Tom Parso is a professional graffiti/mural artist from Melbourne, Australia.

 

Beginning at the age of 11 when he first used a spray can, Tom has spent 22 years in the streets of Melbourne developing his skill and mastering his passion. Many long, late and lonely nights were dedicated to perfecting his different styles, studying different artists, finding a fresh new canvas and collaborating with some of Melbourne's best and most notorious graffiti artists and vandals.


In 2007 Toms family home was raided by police, he was charged with criminal damage relating to the many murals he had painted on the sides of Melbourne’s trains. This arrest prompted Tom to stop painting murals on trains, refocusing his energy into creating artworks in a legal manner as well as making his art more accessible to the general public. The arrest actually helped Tom grow as an artist as he was forced off the street and into galleries around Fitzroy. His work began to sell at group exhibitions, he began experimenting with new styles and concepts as he started to mature as a person. 

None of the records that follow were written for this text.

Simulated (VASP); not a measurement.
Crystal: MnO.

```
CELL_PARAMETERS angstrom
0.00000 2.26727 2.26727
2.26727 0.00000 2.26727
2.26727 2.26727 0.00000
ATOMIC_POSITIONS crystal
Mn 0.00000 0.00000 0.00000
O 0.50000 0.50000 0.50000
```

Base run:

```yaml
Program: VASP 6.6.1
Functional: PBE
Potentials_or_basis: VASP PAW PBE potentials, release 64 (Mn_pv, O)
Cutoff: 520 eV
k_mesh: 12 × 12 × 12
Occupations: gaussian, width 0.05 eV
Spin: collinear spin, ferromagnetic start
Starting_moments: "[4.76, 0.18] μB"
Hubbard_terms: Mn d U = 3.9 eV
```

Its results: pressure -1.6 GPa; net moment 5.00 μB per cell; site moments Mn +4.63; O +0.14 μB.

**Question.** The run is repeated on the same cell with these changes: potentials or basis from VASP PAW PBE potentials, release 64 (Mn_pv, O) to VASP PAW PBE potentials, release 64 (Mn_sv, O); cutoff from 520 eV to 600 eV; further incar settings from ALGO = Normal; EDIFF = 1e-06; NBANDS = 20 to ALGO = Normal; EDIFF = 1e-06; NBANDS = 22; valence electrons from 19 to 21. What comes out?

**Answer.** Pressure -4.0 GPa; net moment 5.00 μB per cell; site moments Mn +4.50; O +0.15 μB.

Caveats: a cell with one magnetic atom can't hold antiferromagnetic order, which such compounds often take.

In the same year as his arrest, an associate of Tom’s and many other Melbourne based graffiti writers, sadly ended his own life, devastating his family and friends. While designing a mural dedicated to his lost friend, Tom inadvertently started to create the style he is best known for today. Combining a seemingly confused, abstracted pattern of fractals and straight lines that never touch or overlap, Tom builds his stylised letterforms to create a wild style of his own.

 
- With the popularity of street art booming around the world, what once was just a dream, a nightmare for my parents, a distraction from my teachers and a lot of exercise for the transit squad, becoming a professional artist has into a beautiful reality. I am now committed to painting murals full time as an artist.


As demand for experienced, skilled street artists with new ideas and fresh styles continues to grow and technology evolves to allow artists to go bigger, develop new styles with new techniques, more artists have the opportunity to earn money and afford the time needed to focus solely on their art. 
We are at the forefront of a generation of street artists who survived an era of violence and extreme dangers. Graffiti is the rawest but purest art form in the world. I understand the violence and trauma that my peers and I experienced due to this art and passion, I understand the trauma that will be passed down to the younger generations of artists unless the older generations lead by example and support young people.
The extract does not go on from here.